Where am I going with this? Well, over on the political philosophy blog Bleeding Heart Libertarians there’s a contribution to a symposium on John Tomasi’s book Free Market Fairness by Deirdre McCloskey, that focuses not on Tomasi’s own arguments but on the critiques of others, specifically those that argue for the need for the state to play a role in policing the workings of capitalism. McCloskey’s approach is fascinating: she introduces herself as “a mere fact woman” who comes from the real world of history and economics to enlighten the excessively abstract political philosophers with a dose of common sense: “the modern cleverness after Hobbes and then Kant and Bentham and now with the fierce modernists of freakonomics and hedonic measurement seems less relevant to human experience”. She characterises ‘High Liberalism’ as the belief that “modern life is complicated, and so we need government to regulate”, and proceeds to offer the entire twentieth century (or a very selective account of it) in opposition.

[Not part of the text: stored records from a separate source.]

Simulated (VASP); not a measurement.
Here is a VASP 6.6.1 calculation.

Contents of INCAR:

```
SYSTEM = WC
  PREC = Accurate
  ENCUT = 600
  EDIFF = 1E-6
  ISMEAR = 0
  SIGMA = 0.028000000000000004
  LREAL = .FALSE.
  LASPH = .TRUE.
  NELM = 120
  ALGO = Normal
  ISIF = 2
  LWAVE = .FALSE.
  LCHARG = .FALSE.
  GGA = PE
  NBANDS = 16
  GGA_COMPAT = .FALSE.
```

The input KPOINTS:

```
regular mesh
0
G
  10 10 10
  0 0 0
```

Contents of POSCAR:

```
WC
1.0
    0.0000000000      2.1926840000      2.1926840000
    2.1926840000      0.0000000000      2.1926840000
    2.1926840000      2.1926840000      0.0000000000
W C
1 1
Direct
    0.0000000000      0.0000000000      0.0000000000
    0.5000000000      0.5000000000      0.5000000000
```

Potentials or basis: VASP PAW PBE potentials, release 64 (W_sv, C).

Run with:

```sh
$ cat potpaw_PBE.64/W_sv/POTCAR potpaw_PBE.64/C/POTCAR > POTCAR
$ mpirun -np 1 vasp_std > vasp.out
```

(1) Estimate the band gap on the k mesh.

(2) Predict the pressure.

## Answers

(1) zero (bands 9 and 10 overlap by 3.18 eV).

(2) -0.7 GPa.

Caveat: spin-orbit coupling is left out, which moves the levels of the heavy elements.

Externalities do not imply that a government can do better. Publicity does better than inspectors in restraining the alleged desire of businesspeople to poison their customers. Efficiency is not the chief merit of a market economy: innovation is. .. It seems to me that a political philosophy based on fairy tales about what happened in history or what humans are like is going to be less than useless. It is going to be mischievous. How do I know that my narrative is better than yours? The experiments of the 20th century told me so.
That’s neat; an acknowledgement that different narratives can always be told about the same historical events – but it doesn’t matter because her narrative of the twentieth century is based on what really happened, ‘cos she’s a social scientist rather than a philosopher… We’re then offered an astonishing litany of apparently randomly-selected assertions about the past, of which the following is just a sample.
Germany’s economic Lebensraum was obtained in the end by the private arts of peace, not by the public arts of war. The lasting East Asian Co-prosperity Sphere was built by Japanese men in business suits, not in dive bombers. Europe recovered after its two 20th-century civil wars mainly through its own efforts of labor and investment, not mainly through government-to-government charity such as Herbert Hoover’s Commission or George Marshall’s Plan. Government-to-government foreign aid to the Third World has enriched tyrants, not helped the poor. The importation of socialism into the Third World, even in the relatively non-violent form of Congress-Party Fabian-Gandhism, unintentionally stifled growth, enriched large industrialists, and kept the people poor. Malthusian theories hatched in the West were put into practice by India and especially China, resulting in millions of missing girls.
Most if not all of these assertions are arguable at best, which is presumably why we’re given so many, so rapidly; some of this mud is going to stick, and thus make it clear that state intervention is not the magic bullet that will always, in every circumstance, solve every problem and make everyone’s life better. Thing is, has anyone ever actually believed that, as opposed to believing that in some circumstances state intervention may be the best means of addressing certain problems, and a better option than trusting solely in the market? But the rhetorical effect of this litany of examples is to imply that state intervention, of any kind, is always a bad thing – without ever actually committing to that view explicitly. Anything bad that any state has ever done is chalked up against all states (“Governments have outlawed needle exchanges and condom advertising, and denied the existence of AIDS” – which thus of course discounts the efforts that other governments have made to promote safe sex). Even apparent state successes like the Marshall plan were actually quite trivial and their good effects probably accidental (multiplier effect? what multiplier effect?)
Now, this sort of crude historical account is entirely familiar from the less subtle outreaches of libertarianism and Randism: state = Stalin and slavery, unions = Commie conspiracy against the decent working man and so forth. But this is Deirdre McCloskey, author of The Rhetoric of Economics, after 25 years still one of the finest and most astute accounts of the rhetorical techniques of the social sciences. It surely can’t be that she is unaware of what’s she’s doing and how she’s trying to manipulate the reader in support of a wholly ideological position?
How can a person such as myself tell Deirdre McCloskey that her rhetoric is embarrassing?